I am working with hydrology in GIS systems, and so i am a little bit rusty in mathematics (so sorry if this question is simple). Trying to solve the following inequality:
$$A_1B_1 + (1-A_1)C \ge k[A_1B_1 + (1-A_1)A_2B_2 + (1-A_1)(1-A_2)C],$$
where $B_1$, $B_2$ and $C$ are positive numbers, and A1,A2 are between 0 and 1.
I want to calculate the value of $B_2$ in relation to $A_1$, $C$, $A_2$ and $C$. I have solved the inequality, without the $k$ factor, but when trying to solve it with the k factor, I seem to be a little bit stuck. Any ideas - help? Thank you!
If $A_2=0$ or $A_1=1$, then $B_2$ vanish from the inequality.

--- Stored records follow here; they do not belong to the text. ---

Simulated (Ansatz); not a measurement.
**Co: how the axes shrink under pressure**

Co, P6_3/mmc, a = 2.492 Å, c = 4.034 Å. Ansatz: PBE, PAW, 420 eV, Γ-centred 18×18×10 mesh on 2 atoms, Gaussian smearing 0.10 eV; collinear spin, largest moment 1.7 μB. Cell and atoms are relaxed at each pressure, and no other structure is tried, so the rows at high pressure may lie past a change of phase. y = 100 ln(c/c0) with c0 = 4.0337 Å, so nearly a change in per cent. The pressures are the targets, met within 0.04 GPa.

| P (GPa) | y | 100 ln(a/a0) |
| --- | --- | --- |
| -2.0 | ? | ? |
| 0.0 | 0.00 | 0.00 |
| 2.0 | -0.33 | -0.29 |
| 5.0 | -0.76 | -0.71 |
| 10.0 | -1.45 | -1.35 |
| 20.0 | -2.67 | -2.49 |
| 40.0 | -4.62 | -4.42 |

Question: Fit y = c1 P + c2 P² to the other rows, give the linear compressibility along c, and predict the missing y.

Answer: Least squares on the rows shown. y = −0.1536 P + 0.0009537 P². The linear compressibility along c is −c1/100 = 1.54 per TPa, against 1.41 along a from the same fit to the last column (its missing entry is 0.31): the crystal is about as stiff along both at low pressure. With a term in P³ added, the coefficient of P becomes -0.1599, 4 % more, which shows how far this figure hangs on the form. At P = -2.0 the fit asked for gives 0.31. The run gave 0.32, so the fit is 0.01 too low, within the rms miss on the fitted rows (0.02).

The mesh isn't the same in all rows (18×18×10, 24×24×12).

We assume that $A_2 > 0$ and $A_1 < 1$ onwards. Also, assuming $k>0$,
$$\frac{A_1B_1 + (1-A_1)C}k \ge A_1B_1 + (1-A_1)A_2B_2 + (1-A_1)(1-A_2)C$$
$$\frac{A_1B_1 + (1-A_1)C}k - A_1B_1 - (1-A_1)(1-A_2)C \ge(1-A_1)A_2B_2 $$
and we have
$$B_2 \le \frac{\frac{A_1B_1 + (1-A_1)C}k - A_1B_1 - (1-A_1)(1-A_2)C }{(1-A_1)A_2} $$
Remark: when $k=1$, we can remove $A_1B_1$ but hence $B_1$ doesn't appear in your easier formulation. This is not the case when $k \ne 1$.